Professor Stephen Greaves and Ray Macalalag explain why they support lowering residential speed limits for reasons of safety, environmental benefits, and the potential for more active and healthier lifestyles by encouraging walking and cycling.
The City of Sydney recently announced it would be lowering the default speed limit from 50 km/h to 40 km/h on all regional and council roads within its council area. Additionally, the city centre and other high activity areas with lots of pedestrians, cyclists and scooters are being considered for reductions to 30 km/h, putting them in line with some school zones and Centennial Park among others. This edict has unsurprisingly been challenged by motoring groups, industry and Premier Minns, who commented, ‘You could walk quicker than that’ and ‘Sydney shouldn’t be treated as a country town’. Aside from rankling residents of regional NSW, given average walking speeds are 5-6 km/h, perhaps Premier Minns was still thinking about the Olympic 100m where sprinters average around 35 km/h?

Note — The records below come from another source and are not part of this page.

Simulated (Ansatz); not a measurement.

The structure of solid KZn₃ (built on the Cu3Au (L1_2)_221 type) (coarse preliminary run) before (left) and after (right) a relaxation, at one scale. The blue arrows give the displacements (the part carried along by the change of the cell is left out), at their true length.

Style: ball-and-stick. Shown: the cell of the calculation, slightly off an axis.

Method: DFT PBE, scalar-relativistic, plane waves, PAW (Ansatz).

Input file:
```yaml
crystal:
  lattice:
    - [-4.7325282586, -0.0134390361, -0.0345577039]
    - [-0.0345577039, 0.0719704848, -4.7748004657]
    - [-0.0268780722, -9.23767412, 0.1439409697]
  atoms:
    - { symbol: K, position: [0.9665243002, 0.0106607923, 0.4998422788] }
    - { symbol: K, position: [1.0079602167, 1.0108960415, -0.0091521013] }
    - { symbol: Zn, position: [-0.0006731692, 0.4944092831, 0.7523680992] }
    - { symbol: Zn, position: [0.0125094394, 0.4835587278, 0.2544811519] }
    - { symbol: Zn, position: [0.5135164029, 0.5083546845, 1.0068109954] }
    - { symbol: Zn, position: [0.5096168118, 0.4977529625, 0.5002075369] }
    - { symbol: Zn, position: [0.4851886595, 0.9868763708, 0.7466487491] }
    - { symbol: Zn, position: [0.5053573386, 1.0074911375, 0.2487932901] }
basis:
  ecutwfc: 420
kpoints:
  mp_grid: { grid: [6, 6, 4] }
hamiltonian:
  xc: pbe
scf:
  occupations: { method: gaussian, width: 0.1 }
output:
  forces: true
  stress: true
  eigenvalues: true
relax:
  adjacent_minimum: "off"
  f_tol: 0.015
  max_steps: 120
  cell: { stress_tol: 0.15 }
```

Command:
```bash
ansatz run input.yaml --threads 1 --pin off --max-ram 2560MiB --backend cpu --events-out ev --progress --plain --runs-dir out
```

The arguments for and against lowering speed limits in urban areas are well-documented. The primary motivation is safety, not just for pedestrians, cyclists and other vulnerable road users but all road users. Higher speeds increase both the risk of a crash due to limits on our ability to react in time (typically one second to an unexpected event) and severity because kinetic energy imparted increases with the square of the speed[1]. According to the World Health Organisation a pedestrian hit by a car at a speed of 50 km/h has a roughly 20% chance of survival, with odds improving to 75% (40 km/h) and 90% (30 km/h). If they’re hit by our growing population of SUVs, delivery vans and electric vehicles (much heavier as well as much quieter), the odds are stacked further against. Research conducted by the University of Sydney using 12 years of accident data for NSW from 2010-22 suggests that pedestrians comprise around 15% of fatalities despite travelling ten times fewer kilometres than the typical car[2]. Roughly half of all pedestrian/vehicle accidents result in a fatality/serious injury with one-third of these accidents occurring on 60 km/h roads and half occurring on 50 km/h roads. Additionally, the data show the relative risk of a fatal/serious accident reduces dramatically with lower speed limits – for instance dropping from 60 km/h to 50 km/h reduces relative risk by 30%, while dropping to 40 km/h reduces relative risk by 45%.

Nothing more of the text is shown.